If you’re someone who takes their workouts seriously, then you’re probably already familiar with many sportswear brands who have invested time and energy into crafting workout gear using technical fabrics. And there are incredible advantages to these types of materials for the regular gym-goer. They can be more comfortable, more durable, quicker drying, and can even have space-age qualities like combating body odour.
The problem is many of these are made from polyester or nylon – fabrics that not only refuse to biodegrade but also tend to have a chemical-heavy, planet polluting manufacturing process.
The use of these fabrics may not be something we can change overnight, however, there is a new generation of companies looking to curb our use of them, whether that’s through researching new man-made materials based on sustainable, natural fibres or by reducing the amount of virgin plastic in their new products.
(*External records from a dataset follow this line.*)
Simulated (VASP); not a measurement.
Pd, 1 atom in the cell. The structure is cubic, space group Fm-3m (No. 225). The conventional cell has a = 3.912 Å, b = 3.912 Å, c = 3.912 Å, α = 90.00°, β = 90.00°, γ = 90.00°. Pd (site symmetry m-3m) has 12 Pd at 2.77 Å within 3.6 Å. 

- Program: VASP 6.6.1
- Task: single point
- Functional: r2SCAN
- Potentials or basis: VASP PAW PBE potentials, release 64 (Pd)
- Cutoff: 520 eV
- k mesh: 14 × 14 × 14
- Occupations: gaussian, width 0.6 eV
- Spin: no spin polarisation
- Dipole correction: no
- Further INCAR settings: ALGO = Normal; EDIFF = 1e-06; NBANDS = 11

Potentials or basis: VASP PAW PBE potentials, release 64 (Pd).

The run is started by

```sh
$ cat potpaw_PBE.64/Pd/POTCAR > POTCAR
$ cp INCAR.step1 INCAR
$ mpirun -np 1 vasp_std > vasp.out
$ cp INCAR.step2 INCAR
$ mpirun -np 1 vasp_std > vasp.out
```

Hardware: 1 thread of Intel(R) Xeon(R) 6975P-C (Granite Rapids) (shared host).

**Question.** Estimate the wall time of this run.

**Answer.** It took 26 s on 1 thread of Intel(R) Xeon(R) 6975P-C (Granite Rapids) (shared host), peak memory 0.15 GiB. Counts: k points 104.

Sadly, these companies are still the exception to the norm, but there are now enough out there that you can build a (nearly complete) workout kit that’ll not only help to keep your body that little bit healthier, but also our planet. And so to time with Fashion Revolution Week, an annual event which aims to raise awareness on the issue of sustainability within the fashion industry, we’ve put together a list of the sustainable sportswear brands you should look into and our favourite pieces from each.
The Best Brands For Sustainable Workout Gear
H&M Conscious: Sustainable Tracksuit Bottoms
There are certain gym essentials that are incredibly hard to find in a sustainable fabric. One of the most notable places where the market is currently severely underserved is sustainably-produced running leggings (especially for men).
So if you’re a runner and want to be more sustainable, it might be that you have to switch to either shorts or joggers that are more readily available. The H&M Conscious line is excellent for both of these. Not only are the Swedish behemoth’s prices incredibly reasonable, but the exercise kit in its environmentally-minded range is generally made from 100 percent recycled polyester – meaning you aren’t contributing any additional plastic to the world’s landfills.
Sports trousers, £17.99.
Adidas: Sustainable Running Trainers
One of the world’s largest sportswear companies, Adidas, is leading the sustainable sportswear charge with its Primeblue and Primegreen lines.
The Primegreen range is all made from recycled materials, while the Primeblue collection is crafted from harvested and repurposed plastic intercepted from beaches and coastal communities before it reaches the oceans.
While you could create a complete gym kit from both collections, we suggest you look into the brand’s Primeblue Ultraboost 20s too, which bring sustainability (and added lightness) to one of the brand’s coolest silhouettes.
Sundried: Sustainable Shorts
Triathlete and proud father, Daniel Puddick founded Sundried not just to make technical workout-wear that could withstand the rigours of intense exercise, but also to help make a better world for his children. As such, sustainability is at the heart of what this new British brand does, and it’s Eco Core Furgler 2.0 shorts (with built-in compression liner) are a prime example.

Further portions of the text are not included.